Ferrous metals are based on the metallic element iron (Latin ferrum =iron). The iron is associated with carbon, either as a solid solution or as the chemical compound iron carbide (cementite). In the case of cast irons, some amount of carbon may be uncombined (free) in the form of flake graphite. In addition to carbon, other elements may also be present. These may be impurities such as sulphur and phosphorus which weaken the metal and are kept to a minimum. Alloying elements are added to enhance the performance of the metal (e.g. chromium and nickel).

Plain carbon steels consist mainly of iron and carbon, and are the simplest of the ferrous metals. Some manganese will also be present to neutralize the deleterious effects of the sulphur and to enhance the grain structure. It is not present in sufficient quantity to be considered as an alloying element.

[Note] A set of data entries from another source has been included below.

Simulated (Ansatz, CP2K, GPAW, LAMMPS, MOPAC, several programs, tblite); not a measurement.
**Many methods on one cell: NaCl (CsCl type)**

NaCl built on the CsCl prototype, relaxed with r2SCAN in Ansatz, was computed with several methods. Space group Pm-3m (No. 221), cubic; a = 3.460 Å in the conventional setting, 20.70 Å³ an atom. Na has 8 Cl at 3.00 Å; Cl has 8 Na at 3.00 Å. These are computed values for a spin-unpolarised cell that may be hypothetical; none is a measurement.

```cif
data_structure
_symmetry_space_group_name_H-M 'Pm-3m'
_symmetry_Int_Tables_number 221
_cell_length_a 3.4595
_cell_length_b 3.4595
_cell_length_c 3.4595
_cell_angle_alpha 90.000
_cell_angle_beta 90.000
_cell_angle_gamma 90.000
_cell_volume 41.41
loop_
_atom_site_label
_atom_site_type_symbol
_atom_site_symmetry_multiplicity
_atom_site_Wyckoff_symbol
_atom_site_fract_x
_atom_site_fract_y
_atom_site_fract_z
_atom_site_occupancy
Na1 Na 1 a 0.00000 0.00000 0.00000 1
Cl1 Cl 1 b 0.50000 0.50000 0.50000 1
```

The amount of carbon present affects the properties of the steel as shown below. The maximum amount of carbon which can remain combined with the iron at all temperatures is 1.7%. In practice an upper limit of 1.2–1.4% is set to ensure a margin of safety. A steel, by definition, must contain no free carbon.

Low-carbon steels
These have a carbon content 0.1–0.3% plus impurities, plus some manganese to neutralize the effect of any sulphur content left over from the extraction process. Such steels cannot be directly hardened by heat treatment, but they can be readily carburized and case hardened. The lower-carbon steels in this category are used for steel sheets for pressing out such components as motorcar body panels as they have a high ductility. The lower-carbon steels in this category are also made into drawn wire rod and tube. The higher-carbon steels in this category are stiffer and less ductile, and are used for general workshop bars, plates and girders. Low-carbon steels are substantially stronger than wrought iron which is no longer considered to be a structural material.

Medium-carbon steels
(a) Carbon content 0.3–0.5%: Such steels can be toughened by heat treatment (heating to red heat and quenching – rapid cooling – in water). They are used for crankshaft and axle forgings where cost is important and the service requirements do not warrant stronger but more expensive alloy steels.
(b) Carbon content 0.5–0.8%: These are used for vehicle leaf springs and garden tools. Such steels can be quench hardened by heat treatment as above.

High-carbon steels
All high carbon steels can be hardened to a high degree of hardness by heating to a dull red heat and quenching. The hardness and application depend on the carbon content, the rate of cooling from the hardening temperature and the degree of tempering after hardening:

(a) Carbon content 0.8–1.0%; used for coil springs and wood chisels.
(b) Carbon content 1.0–1.2%; used for files, drills, taps and dies.
(c) Carbon content 1.2–1.4%; used for fine-edge tools (knives, etc.).